Suddenly, immigration reform comes to life again
05/21/2014 5:19 PM
05/21/2014 5:20 PM
No one saw this coming. The pundits had declared immigration reform dead for this year.
Efforts to pass a House bill stalled in January when Speaker John Boehner couldn’t persuade his Republican ranks to take up the issue.
Then on May 14, a strange thing happened.
The co-founder of the Tea Party Express, Sal Russo, teamed up with several other conservative Republicans to insist that immigration reform get passed by August.
That coincided with the release of a national survey of 400 Republican primary voters that found 69 percent of Tea Party supporters want immigration reform this year, and 73 percent support a plan that would include improved border security, enforcement and a way for undocumented immigrants to stay in the U.S. if they meet certain conditions.
“Conservatives should be leaders in the immigration reform movement,” Russo declared in a conference call.
He cited poll data showing 76 percent of Tea Party Republicans support Boehner’s proposal.
In a piece published in Roll Call that same day, Russo wrote, “The sole criteria for immigration reform should be what is good for America.”
Legal immigration has contributed to our having the strongest economy and most innovative businesses, he wrote. But the economy has outgrown its visa program, which is not meeting the need both for high-skilled workers and seasonal farm workers.
And there is no visa for entrepreneurs. “Doing nothing now means hurting businesses just as we are coming out of the Great Recession,” Russo wrote, noting, “Today, 40 percent of our Fortune 500 companies were founded by an immigrant or child of an immigrant.”
The principles Boehner outlined to his GOP conference stressed enforcement before legalization of the 11 million undocumented immigrants here and would require them to admit culpability, pass background checks, pay fines and back taxes, be proficient in English and American civics, as well as support themselves.
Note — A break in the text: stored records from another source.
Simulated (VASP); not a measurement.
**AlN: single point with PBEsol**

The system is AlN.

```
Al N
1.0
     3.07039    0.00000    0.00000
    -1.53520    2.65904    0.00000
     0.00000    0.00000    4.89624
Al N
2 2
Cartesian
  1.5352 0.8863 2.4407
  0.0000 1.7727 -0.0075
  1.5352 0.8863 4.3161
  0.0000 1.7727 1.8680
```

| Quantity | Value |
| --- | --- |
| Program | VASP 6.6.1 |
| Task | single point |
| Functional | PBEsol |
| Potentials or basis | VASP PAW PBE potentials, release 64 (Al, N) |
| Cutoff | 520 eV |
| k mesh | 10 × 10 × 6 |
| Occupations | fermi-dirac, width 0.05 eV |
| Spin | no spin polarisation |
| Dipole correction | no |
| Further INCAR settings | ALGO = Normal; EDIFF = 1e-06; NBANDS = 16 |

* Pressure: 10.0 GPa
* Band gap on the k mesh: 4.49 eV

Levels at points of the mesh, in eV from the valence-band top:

Boehner said his colleagues didn’t trust Obama to implement the law the way they passed it.
Since when has that fear prevented passage of a bill?
Al Cardenas, president of the American Conservative Union, said Boehner’s decision not to bring up the bill unless a majority of House Republicans favor it had made its prospects more challenging. But he is confident a bill can pass by this fall, because of leadership from social conservatives who consider it an issue of moral fairness.
Grover Norquist, president of Americans for Tax Reform, pointed out that Rep. Renee Ellmers, R-N.C., just won a primary challenge in what some considered a test case of the issue. Her challenger had used Ellmers’ support of immigration reform to try to defeat her.
Russo, Norquist and Cardenas deserve credit for coming out firmly for something everyone knows has to happen. Both sides should now seize the momentum, put down their weapons and get it done.
Rekha Basu is a columnist for the Des Moines Register.